Harvest is when you push yourself to your limits. You don’t sleep, you drink too much, you work yourself to the bone, you eat more food than you possibly could have imagined, you climb inside tanks and shovel tons and tons of grapes out the door. You get so tired the word ceases to have meaning. Colors take on different hues. Everything seems brighter, more vivid, through the lens of exhaustion. Emotions are more real, and yet, at the same time, curtailed – things that might once have been irritating or frustrating cease to be so, because you simply don’t have the energy to spare.
Harvest is when you make connections with your history. Winemaking is one of the oldest forms of technology on the planet, and homo sapiens sapiens have been fermenting grapes and turning them into wine for almost as long as human civilization has been in existence. When I bite into a cluster of vitis vinifera, watch our basket presses squeeze new wine from fermented skins, or smell the freshly-toasted wood of our new barrels, I am reminded of my shared history both as a laborer and as a consumer with my ancestors in Greece and Syria, who made their own wine for generations. I am reminded of the connection we share with the earth, the give-and-take relationship involved with farming, the roots we plant in the soil as deep as the vines themselves.

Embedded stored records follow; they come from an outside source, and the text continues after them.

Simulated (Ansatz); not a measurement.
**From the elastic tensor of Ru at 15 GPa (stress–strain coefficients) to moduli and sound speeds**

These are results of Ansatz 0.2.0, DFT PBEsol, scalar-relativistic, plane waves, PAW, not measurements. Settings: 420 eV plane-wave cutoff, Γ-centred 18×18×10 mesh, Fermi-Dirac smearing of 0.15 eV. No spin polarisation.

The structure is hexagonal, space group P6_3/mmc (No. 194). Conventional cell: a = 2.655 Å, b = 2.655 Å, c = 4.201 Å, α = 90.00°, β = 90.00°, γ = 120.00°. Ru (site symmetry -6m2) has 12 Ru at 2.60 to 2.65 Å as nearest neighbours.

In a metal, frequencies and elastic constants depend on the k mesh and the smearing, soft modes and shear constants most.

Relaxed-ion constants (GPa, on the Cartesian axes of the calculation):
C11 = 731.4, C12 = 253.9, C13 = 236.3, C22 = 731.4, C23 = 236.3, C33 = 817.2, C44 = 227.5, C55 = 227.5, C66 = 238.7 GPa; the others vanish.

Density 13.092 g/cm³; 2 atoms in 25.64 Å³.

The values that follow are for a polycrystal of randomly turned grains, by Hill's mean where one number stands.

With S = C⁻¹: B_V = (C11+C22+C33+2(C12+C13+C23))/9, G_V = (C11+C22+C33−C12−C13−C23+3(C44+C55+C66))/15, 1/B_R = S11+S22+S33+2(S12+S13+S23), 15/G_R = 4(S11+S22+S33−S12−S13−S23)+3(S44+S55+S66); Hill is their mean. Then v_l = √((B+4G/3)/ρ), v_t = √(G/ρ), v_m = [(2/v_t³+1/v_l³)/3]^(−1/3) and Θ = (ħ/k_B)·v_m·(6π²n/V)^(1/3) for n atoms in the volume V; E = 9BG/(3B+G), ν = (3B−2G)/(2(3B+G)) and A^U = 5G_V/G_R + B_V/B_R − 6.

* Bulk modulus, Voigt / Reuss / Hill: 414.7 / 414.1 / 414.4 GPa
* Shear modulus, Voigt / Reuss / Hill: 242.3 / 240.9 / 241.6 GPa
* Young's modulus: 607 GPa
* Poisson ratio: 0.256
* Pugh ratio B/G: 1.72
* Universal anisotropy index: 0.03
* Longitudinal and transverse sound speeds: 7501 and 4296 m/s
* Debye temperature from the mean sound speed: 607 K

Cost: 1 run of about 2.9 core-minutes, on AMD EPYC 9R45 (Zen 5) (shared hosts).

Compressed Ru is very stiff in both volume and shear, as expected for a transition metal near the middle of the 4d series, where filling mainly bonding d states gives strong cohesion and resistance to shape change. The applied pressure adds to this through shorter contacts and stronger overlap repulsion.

I work with people who don’t enjoy the long hours, who find the physical exhaustion overwhelming, who would rather spend their weekends with their friends and family, and of course, there’s a part of me like that, too. I don’t like the sacrifices I have to make: writing, reading, watching television or movies, spending time with the people I care about, grocery shopping, exploring, traveling. But I remind myself that those sacrifices are only temporary, that the rest of the year is made richer for the time I devote to the ever-present reality of harvest.
At the end of the day, there is something to be said for closing your computer, shutting off your phone, and drowning out the noise by putting your head down and going to work. There’s magic to it. At the end of the day, there’s something beautiful in dirty hands and tired bodies, violet wine and toasted oak barrels. Harvest is life, as rich and present and visceral as it can be.
Oh wow! I know this is such hard work, but wow, you make it sound so, so great. Beautiful post, really beautiful. As an avid drinker of Californian wine, I’m eternally grateful to the vine harvesters. I had no idea how much went into it. Such a really great, thought provoking post Amira. Thank you for writing about and sharing your experiences with us.
Cheers, Joanne! Thank you for your comment and kind words. What kind of Californian wine do you like? I’m surprised they have much selection where you are, but definitely happy to hear it. Thank you for reading and participating 🙂
Thanks for the insight, Amira! Amazing piece about an amazing profession and tradition! 🙂
Thank you so much, Eric, I’m glad you enjoyed it!